The following assumes that you have defined the concept of the cardinality of a finite set. It's harder than it sounds. One also must have the idea of a set having infinite cardinality, even if one does not have an ordering on different kinds of infinity.
Theorem (Cantor-Schröder-Bernstein): If f: A -> B is an injection and g: B -> A is an injection, then there exists a bijection between A and B.
Proof: For any a in A, we construct the 'ancestors' of a as follows. If a is in g(B), then there exists a unique b1 in B with g(b1) = a. Similarly if b1 is in f(A) then there exists a unique a1 in A with f(a1) = b. This can be continued to produce a set S(a) = {b1, a1, b2, a2, . . . }. We can produce a similar set S(b) for any b in B.
Now we partition A and B based on the cardinalities of S(a) and S(b). Let Ainf = {a in A: |S(a)| is infinite}. Let A0 = {a in A: |S(a)| is even} and A1 = {a in A: |S(a)| is odd}. Similarly define Binf, B0, B1.

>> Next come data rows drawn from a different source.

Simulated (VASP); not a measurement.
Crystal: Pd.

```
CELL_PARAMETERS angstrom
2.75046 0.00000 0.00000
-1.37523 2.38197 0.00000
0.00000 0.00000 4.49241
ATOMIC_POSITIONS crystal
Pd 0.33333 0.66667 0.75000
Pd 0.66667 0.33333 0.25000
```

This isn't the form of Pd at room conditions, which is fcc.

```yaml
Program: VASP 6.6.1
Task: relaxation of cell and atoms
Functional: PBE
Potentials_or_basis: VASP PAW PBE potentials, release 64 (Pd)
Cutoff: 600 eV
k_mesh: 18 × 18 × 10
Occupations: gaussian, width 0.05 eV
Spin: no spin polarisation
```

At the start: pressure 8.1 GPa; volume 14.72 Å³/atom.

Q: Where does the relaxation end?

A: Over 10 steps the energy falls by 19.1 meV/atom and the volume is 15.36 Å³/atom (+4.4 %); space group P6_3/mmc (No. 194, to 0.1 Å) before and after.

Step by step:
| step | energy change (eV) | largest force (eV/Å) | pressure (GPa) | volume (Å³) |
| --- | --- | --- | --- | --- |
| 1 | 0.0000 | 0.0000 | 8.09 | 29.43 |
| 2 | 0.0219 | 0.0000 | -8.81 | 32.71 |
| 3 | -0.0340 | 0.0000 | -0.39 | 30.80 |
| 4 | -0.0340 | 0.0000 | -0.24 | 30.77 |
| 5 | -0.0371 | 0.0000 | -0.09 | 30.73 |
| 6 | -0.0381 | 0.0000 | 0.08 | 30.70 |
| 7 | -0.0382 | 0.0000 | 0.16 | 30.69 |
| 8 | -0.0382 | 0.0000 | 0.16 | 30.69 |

Consider the sets Ainf and Binf. Every b in Binf obviously has an inverse under f in Ainf. Therefore f is a bijection from Ainf to Binf. Now consider A0 and B1. By a parity argument, f maps A0 into B1 injectively. Also, as |S(b)| is odd, it must be at least 1, implying that any b in B1 has an inverse in A0. Therefore f is a bijection from A0 to B1 and, by symmetry, g is a bijection from B0 to A1. By combining the three bijections, we can then construct a bijection between A and B.